Thailand’s IVL swings to Q4 net profit; eyes better demand in 2021

Nurluqman Suratman

25-Feb-2021

SINGAPORE (ICIS)–Thailand-listed Indorama Ventures Ltd (Ltd) expects demand recovery for its products to continue this year after it swung to a net profit of Thai baht (Bt) 1.61bn ($54m) in the fourth quarter of 2020.

Fourth-quarter earnings were driven by stronger production volumes and contributions from its polyethylene terephthalate (PET) business.

IVL’s overall production rose by 21% year on year to 3.48m tonnes in the fourth quarter. Core EBITDA at its combined PET business rose by 31% year on year to $177m in October-December 2020.

Thai baht (Bt) million Q4 2020 Q4 2019 % change  2020 2019 % change
Net sales 83,460 77,509 8% 331,513 352,692 -6%
EBITDA 8,804 5,486 60% 29,424 28,914 2%
Operating income 3,471 1,022 240% 8,955 11,879 -25%
Net profit 1,606 -2,132 2,800 4,364 -36%

In 2021, the uptrend in crude oil prices is expected to positively impact its PET premiums this year and result in positive inventory valuation gains, IVL said in a statement.

“We see robust demand for PET and tightness in the market, which will be positive for spreads across our value chain of paraxylene (PX), purified terephthalic acid (PTA) and monoethylene glycol (MEG),” the company said.

Moreover, higher freight costs from Asia to Europe and Americas increases the landed cost (import parity) into these net importing western countries, and IVL stand to benefit from being a domestic producer in these markets, it said.

“Overall, we anticipate volumes growth to meet robust demand,” the company said.

In its integrated oxides and derivatives business, further recovery in monoethylene glycol (MEG) demand is expected this year, IVL said.

“We expect IVL to post solid Q1 earnings driven by higher PET spreads in both Asia and the west, healthy production volume, and continuing improvement in fiber and integrated oxides and derivatives units,” said Naphat Chantaraserekul, analyst at Thai brokerage Krungsri Securities.

The improvement at its oxides unit will be driven by methyl tertiary butyl ether (MTBE) as demand is recovering after lockdown in South America, its key export market, he added.

Higher crude oil price is improving the MEG benchmark price and the US shale gas advantage, widening MEG spreads, it said.

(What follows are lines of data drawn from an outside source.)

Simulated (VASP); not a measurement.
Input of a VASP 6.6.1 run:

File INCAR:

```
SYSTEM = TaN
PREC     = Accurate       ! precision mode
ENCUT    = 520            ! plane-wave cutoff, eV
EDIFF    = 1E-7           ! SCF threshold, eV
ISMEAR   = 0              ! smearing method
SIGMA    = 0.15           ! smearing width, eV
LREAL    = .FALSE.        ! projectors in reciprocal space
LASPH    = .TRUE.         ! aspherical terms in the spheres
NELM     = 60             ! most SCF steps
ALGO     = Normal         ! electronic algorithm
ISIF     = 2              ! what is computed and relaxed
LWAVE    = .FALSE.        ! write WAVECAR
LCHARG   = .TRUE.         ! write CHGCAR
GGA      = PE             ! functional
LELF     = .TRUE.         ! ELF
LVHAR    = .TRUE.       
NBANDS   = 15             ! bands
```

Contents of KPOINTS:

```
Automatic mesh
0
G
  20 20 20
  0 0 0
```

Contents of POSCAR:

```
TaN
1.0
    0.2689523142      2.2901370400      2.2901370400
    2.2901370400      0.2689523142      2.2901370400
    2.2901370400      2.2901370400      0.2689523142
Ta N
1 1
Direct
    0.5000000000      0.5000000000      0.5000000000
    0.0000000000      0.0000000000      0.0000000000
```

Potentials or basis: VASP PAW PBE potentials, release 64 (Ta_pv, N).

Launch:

Crack margins have also recovered since the fourth quarter of last year, driven by strong derivatives demand and higher crude oil prices, the company noted.

The company said that its construction of an integrated PET/PTA plant at Corpus Christi in Texas, US is expected to be completed in 2024.

The plant is expected to produce 367,000 tonnes/year of PET and 433,000 tonnes/year of PTA.